(note to self: must find my sewing pattern for this blouse, to make another)
I used to travel a lot with one of my early jobs. It meant days of living out of a suitcase and turning up at the railway stations. Checking myself that I didn’t go into automatic and head off to London instead of Birmingham. Checking connections to Edinburgh, so I had a good chance of getting there in time. Making sure I had all my teaching notes, info on disk (memory sticks and the Cloud were yet to be invented) and a good book, before I put miles between me and home. Organization was the key.
Roll on twenty years and my commute only takes five steps to my home office. Phew. The difference now is that I have a household of people to organize. Make sure they have the right kit and can get to the right place at the right time. Logistics.
For instance this week, we had a year 7 parent’s evening. I booked the slots in the school on-line system, in good time, to see each teacher, and booked a two hour meeting in my Husband’s calendar, weeks ahead, to ensure he was free.
So far so good.Wondering if I can start another crochet blanket like this one.
Next, I still have two other children not directly involved in the parent’s evening.
The Teen was at an after school club, so she would miss her taxi home. Solution: fortunately she is at the same school, so I could take refreshments and her mobile. She’d have to wait it out until I finished.
Youngest had cricket which clashed. Solution: take him with me, in his cricket outfit (subs in pocket), along with refreshments and a new book. The Teen could look after him once she finished her club. In the meantime, he could experience secondary school parent’s evening for a while. (It would be good for him. He only has just over a year before he joins his sisters.) Then Husband would leave the evening early and take Youngest to cricket. I’d cook when I got home.

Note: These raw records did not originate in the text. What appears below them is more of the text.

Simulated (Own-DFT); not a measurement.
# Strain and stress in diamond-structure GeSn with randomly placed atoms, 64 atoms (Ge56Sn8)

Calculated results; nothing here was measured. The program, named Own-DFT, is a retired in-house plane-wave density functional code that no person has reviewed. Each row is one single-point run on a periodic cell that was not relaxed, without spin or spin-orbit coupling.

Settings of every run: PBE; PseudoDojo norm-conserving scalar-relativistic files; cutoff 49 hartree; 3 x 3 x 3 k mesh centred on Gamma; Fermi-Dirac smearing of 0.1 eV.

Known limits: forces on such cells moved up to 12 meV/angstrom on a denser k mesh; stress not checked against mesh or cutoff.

Our cricketer in younger years
Job done. I issued the timetable for parent’s evenings to the Teen and Husband, so they knew how to find us. Teachers are dotted around the school in classrooms that are not their usual ones, so its a bit like a scavenger/treasure hunt finding them. Even with the map supplied, clues of their whereabouts are gleaned from passing friends. (Labelling six rooms as “Head of Year” without a year group number, is not helpful)
That is just one evening. I could list other evenings/days this week that have required a thinking cap to be placed firmly on my head, but I’m sure you’ve got the idea. Trying to juggle it all so that everyone can achieve what they want to do, or have to do, without leaving anyone out. Some days I win.
Somehow working out a train connection, all those years ago, seems a walk in the park.
Secondary v Primary school
Seeing as I’ve survived a fair few parent’s evenings at various schools now, I thought I’d share eight differences between primary and secondary parent’s evenings.
1. Gooseberry. The teachers talk more to the pupil than the parents. At least us parents get top billing in the evening’s name, I suppose.
2. Obviously this means the pupils come along to the meetings, unlike primary school.
3. Speed dating. You have less time to talk to each of the teachers before you move to the next. We have 5 minutes for each meeting, in comparison to the primary school’s 10 minutes. Takes on the air of how I imagine speed dating must feel.
4. It’s long. You have more teachers to talk to. There are 5 minutes to get from one meeting to another. Sometimes all the appointments don’t fit in perfectly, so you end up with 10 minutes to kill inbetween teachers. The whole evening can take over 2 hours. Not for the faint hearted after a full-on day at work.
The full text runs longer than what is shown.